(a) The certificate of incorporation or a by-law adopted by the members may provide that directors elected or appointed at large shall be divided into either two, three, four or five classes for the purpose of staggering their terms of office and that all or some of the directors elected or appointed otherwise than at large shall be divided into the same or a different number of classes, not exceeding five, for the same purpose. All classes of each type shall be as nearly equal in number as possible and, if provision has been made for cumulative voting under section 617 (Cumulative voting), no class shall include less than three directors.
(b) The terms of office of the directors initially classified shall be as follows: that of the first class shall expire at the next annual meeting of members if there be members, or of the board if there be no members, the second class at the second succeeding annual meeting, the third class, if any, at the third succeeding annual meeting, the fourth class, if any, at the fourth succeeding annual meeting and the fifth class, if any, at the fifth succeeding annual meeting. After such initial classification, directors to replace those whose terms expire at each annual meeting shall be elected or appointed at such meeting to hold office for a full term in accordance with such classification.

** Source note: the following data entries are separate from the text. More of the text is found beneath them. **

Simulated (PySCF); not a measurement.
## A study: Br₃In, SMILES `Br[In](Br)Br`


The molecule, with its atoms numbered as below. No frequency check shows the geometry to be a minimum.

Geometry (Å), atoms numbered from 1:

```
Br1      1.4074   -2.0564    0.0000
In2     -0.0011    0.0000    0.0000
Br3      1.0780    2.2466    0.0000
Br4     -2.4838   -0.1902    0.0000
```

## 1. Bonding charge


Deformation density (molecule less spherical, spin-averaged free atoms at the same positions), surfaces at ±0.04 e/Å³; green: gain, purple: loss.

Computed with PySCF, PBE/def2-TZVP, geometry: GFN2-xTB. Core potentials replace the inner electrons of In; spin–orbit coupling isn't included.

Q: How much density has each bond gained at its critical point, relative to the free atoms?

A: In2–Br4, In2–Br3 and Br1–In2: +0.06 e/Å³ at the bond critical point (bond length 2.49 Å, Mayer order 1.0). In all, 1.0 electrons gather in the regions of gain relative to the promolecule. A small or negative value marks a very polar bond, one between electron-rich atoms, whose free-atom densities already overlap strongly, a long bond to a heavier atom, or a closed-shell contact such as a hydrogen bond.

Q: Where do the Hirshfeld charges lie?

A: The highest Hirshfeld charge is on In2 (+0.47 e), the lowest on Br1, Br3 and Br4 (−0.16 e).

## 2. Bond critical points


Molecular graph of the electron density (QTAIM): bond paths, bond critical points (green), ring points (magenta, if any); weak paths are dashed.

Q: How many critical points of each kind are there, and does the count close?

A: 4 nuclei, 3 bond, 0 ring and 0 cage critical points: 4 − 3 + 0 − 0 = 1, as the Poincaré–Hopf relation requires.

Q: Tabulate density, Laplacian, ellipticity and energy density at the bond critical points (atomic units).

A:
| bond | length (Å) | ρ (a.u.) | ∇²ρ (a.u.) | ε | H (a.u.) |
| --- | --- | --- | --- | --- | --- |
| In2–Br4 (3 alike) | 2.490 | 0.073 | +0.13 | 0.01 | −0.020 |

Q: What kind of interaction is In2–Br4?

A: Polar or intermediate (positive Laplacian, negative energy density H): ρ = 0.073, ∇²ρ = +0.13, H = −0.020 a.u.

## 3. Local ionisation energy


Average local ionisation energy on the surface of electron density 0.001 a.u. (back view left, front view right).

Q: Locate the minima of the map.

(c) If directors are classified and the number of directors is thereafter changed by action of the board:
(1) Any newly created directorships or any decrease in directorships shall be so apportioned among the classes as to make all classes as nearly equal in number as possible.
(2) If newly created directorships are filled by the board in a corporation having members, there shall be no classification of the additional directors until the next annual meeting of members.